Security researchers say it is imperative that users patch or apply a work-around for a intrusion detection system vulnerability announced earlier this week.

Creating an exploit for the serious Snort intrusion detection system vulnerability announced earlier this week takes just two hours, a security researcher said Thursday, making it imperative that users patch or apply a work-around immediately.

"We're very close to full exploitation," wrote SANS Internet Storm Center (ISC) researcher Ed Skoudis Thursday. "Shut off that darn preprocessor ASAP. Check with your vendors if you suspect your commercial product may have Snort code."

Also on Thursday, another ISC researcher claimed he had assembled a working exploit against the Snort vulnerability in two hours, although he was not going to release it to the public.

Sourcefire, the developer of Snort, however, thinks that such dire warnings are unnecessary at this point. "It's more of a non-issue now," said Michele Perry, the head of marketing at Sourcefire. "All customers have had access to a patch [since Tuesday], or they've had instructions on how to turn off the preprocessor that's vulnerable."

To an extent, the ISC agreed: it lowered its Infocon alert from "Yellow" to "Green" on Thursday, saying on its site that "if you haven't shut off the Back Orifice preprocessor by now or come up with another work-around, you probably aren't going to in the near future."

A poster to the Full Disclosure security mailing list, however, said Wednesday that he'd made progress on an exploit which would work as a plug-in to the Metaploit framework, a break-in tool that runs on Unix.

"Attached some in-progress code for the snort bug," wrote someone identified as "HD Moore. "Any ideas on making this more reliable?"

The vulnerability is in a Snort preprocessor used to detect the older Back Orifice Trojan. A single UDP packet can trigger a stack-based overflow, allowing an attacker to fully compromise a system or appliance running Snort or Sourcefire.
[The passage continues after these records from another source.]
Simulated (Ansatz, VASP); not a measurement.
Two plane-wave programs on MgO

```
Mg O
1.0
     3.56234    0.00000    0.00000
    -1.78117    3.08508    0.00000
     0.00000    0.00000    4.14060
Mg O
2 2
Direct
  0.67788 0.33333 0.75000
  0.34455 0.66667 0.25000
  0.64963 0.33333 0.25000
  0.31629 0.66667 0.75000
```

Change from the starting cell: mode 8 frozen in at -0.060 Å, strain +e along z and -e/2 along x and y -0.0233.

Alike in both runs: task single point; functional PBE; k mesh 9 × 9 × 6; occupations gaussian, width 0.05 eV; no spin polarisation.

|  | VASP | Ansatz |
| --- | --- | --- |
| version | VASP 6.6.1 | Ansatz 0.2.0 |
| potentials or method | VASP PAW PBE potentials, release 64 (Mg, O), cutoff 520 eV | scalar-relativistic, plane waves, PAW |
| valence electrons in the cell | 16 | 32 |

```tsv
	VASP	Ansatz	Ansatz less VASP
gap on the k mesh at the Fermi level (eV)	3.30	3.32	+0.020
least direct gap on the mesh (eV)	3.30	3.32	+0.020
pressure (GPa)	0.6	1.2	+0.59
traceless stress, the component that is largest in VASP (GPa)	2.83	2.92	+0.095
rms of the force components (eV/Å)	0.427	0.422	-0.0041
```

Snort is an open-source intrusion detection system (IDS) used by more than 100,000 companies and government agencies to defend networks, according to its developer, Sourcefire. The Snort code is also tucked inside at least 45 commercially-sold IDS appliances.

"If we haven't said it loudly enough already, upgrade your Snort sensors or disable the Back Orifice preprocessor if running the vulnerable versions of Snort 2.4," the ISC advised in a follow-up warning Thursday.